Yet from all I gather, Gershwin would not have denied it. Indeed, he was proud of mixing various streams of American musical cultures in his work, even gloried in it.

At the same time, Gershwin also took pride in not “borrowing” other music, but being influenced by it. His melodies, he insisted, were his own.

Take what is perhaps one of his most famous songs, “Summertime” from his 1935 “folk opera,” Porgy & Bess.

summertime-image

“Summertime” has been recorded over 30,000 times, by musicians of all colors, in many languages, and in styles ranging from solemn spiritual-like, to new wave/ska. Versions of it have made the pop charts numerous times.

Surely Gershwin’s influences included the classic spirituals and blues. (Listen to Odetta singing, “Sometimes I Feel Like a Motherless Child,” which some have cited as similar to “Summertime.”) But they ranged much more widely. Musicologists have also pointed to a Ukrainian lullaby as a likely influence on “Summertime.”

Seem far-fetched? Not really: Gershwin’s father was a Ukrainian immigrant; and the lullaby was performed by a Ukrainian national chorus at Carnegie Hall in the 1920s. Listen to this haunting version here; I heard the influence clearly.

Influential — but not the same. My guess: Gershwin likely took something from the Ukraine, something from the black South, and mixed them with his own art, adding a crucial ingredient: original genius.

“Porgy & Bess” has been condemned as racist cultural appropriation, and praised as a towering American classic. But one undeniable virtue of its continuing popularity is that it has offered creative work to many black artists in its requirement of an all African American cast.

porgy_and_bess1
Porgy and Bess, photo by Ealmagro , Wikimedia Commons.

In debates over “cultural appropriation,” an alternative phrase/concept has emerged: “hybridity.” A hybrid work is one that builds on elements from various cultural streams to make something new. And for many cultural critics, “hybrid” works are politically acceptable, in contrast to those deemed “appropriated.”

Is this a subjective judgment? (Does the pope’s dog have holy fleas?)

Here’s one musicologist/philosopher’s recent summary:

From the Routledge Companion to Philosophy & Music (2011), Chapter 17, “Appropriation & Hybridity,” by James O. Young, pages 179-180:

Amiri Baraka (formerly Leroi Jones) has maintained that in order to perform the blues a musician requires ‘the peculiar social, cultural, economic, and emotional experience of a black man in America . . . . The materials of the blues were not available to the white American.” (Jones, A. The Music: Reflections on Jazz and Blues, 1963: 148) . . . We may call this the cultural experience argument. . . .
One sometimes hears that only Italians can successfully sing Italian music, but the empirical evidence suggests otherwise. By most accounts, Kathleen Battle (African American) and Kiri Te Kanawa (Maori) have mastered bel canto singing as well as Cecilia Bartoli.
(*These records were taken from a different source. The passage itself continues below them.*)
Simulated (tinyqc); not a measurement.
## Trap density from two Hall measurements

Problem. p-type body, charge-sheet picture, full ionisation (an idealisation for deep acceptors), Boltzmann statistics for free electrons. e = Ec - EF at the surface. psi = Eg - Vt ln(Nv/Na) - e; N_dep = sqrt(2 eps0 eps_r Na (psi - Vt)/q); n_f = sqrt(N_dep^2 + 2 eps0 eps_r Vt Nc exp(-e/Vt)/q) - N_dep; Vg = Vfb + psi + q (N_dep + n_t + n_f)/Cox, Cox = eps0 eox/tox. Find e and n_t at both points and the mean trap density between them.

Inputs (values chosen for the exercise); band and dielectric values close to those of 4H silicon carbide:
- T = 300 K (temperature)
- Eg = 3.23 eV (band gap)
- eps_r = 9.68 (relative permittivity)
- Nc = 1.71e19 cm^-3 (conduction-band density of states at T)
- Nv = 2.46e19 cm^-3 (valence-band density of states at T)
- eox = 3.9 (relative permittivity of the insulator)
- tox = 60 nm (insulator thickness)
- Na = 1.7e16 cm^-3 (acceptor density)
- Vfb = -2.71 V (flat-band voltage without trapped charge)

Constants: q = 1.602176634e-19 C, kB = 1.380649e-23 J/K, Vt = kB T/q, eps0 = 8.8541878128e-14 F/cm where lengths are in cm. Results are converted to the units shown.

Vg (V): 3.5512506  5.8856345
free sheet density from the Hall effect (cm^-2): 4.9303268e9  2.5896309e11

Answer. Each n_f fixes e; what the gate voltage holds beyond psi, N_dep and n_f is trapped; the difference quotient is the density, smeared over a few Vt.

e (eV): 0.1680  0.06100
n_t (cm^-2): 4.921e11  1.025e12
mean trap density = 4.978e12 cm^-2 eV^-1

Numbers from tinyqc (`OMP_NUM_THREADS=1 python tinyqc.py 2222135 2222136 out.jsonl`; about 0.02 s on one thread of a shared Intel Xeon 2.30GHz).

Similarly, many authorities believe that non-African Americans have created aesthetically successful jazz and blues performances. . . . Ray Eldridge, the African American jazz trumpeter, was an advocate of the cultural experience argument. Despite his standing as the greatest trumpet soloist of his time, in a blind listening situation, he misidentified the cultural background of performers more than half the time. (Feather, l. The Book of Jazz, 1959: 47)

The examples just given may indicate that appropriation can give rise to good music. Examples of good hybrid music are easy to find . . . . George Gershwin and Irving Berlin produced masterpieces of hybrid music by appropriating from African American culture.  In the past forty years, aesthetically valuable hybrid compositions have become too common to enumerate. While it must be admitted that not all hybrid compositions are worth hearing, arguably hybridity is the most important source of new and aesthetically valuable ideas in contemporary music.”

For me the key term in Young’s commentary is “arguably.” Arguments continue, and won’t be settled here. But one thing is  settled: I’m still a fan of George Gershwin. The equation is: cultural influence and mixing + plus genius = Rhapsody in Blue; Concerto in F; An American In Paris; Porgy & Bess; and so much more that has enriched my life, and that of many others.

 

4 thoughts on “George Gershwin: Rhapsody In –Cultural Appropriation?”

  1. Your comments about cultural appropriation are right on target. We used to (and some still do) call it the “folk process”. Some of the greatest American music combines Celtic and African roots into a wonderful blend. Gershwin brilliantly added the music of the Jewish diaspora to his work. Listen carefully to “Rhapsody in Blue” or “Concerto in F” and you’ll hear the distinctive musical modes of eastern Europe.

    The best musicians of today love to combine genres, as a way of honoring them. not “appropriating” them. If we were to limit all of this “appropriation” we would lose much wonderful music.

  2. what if the question you ask turns from one of quality to one of ethics? then the discussion is no longer focused on the talent of the artist, as much as considering the ethical consequences of their actions. Porgy and Bess was a famous musical that employed many black actors. however it was also a production that reproduced false and damaging stereotypes about black people that penetrate social thought on a much deeper, wider and long-ranging scale.

    1. Yes, Porgy & Bess has been controversial, and the debates have been suffused with issues of class as well as race and evolving cultural fashions.
      As African American critic Margo Jefferson once said of it, “There is no one Porgy and Bess. It changes according to our perceptions—most obviously about race, but also about working-class versus middle-class Negro life …; about gender representations; and about Eros, addiction, and religion. Most importantly, Porgy and Bess has changed because history has made it change, and has made us change too.”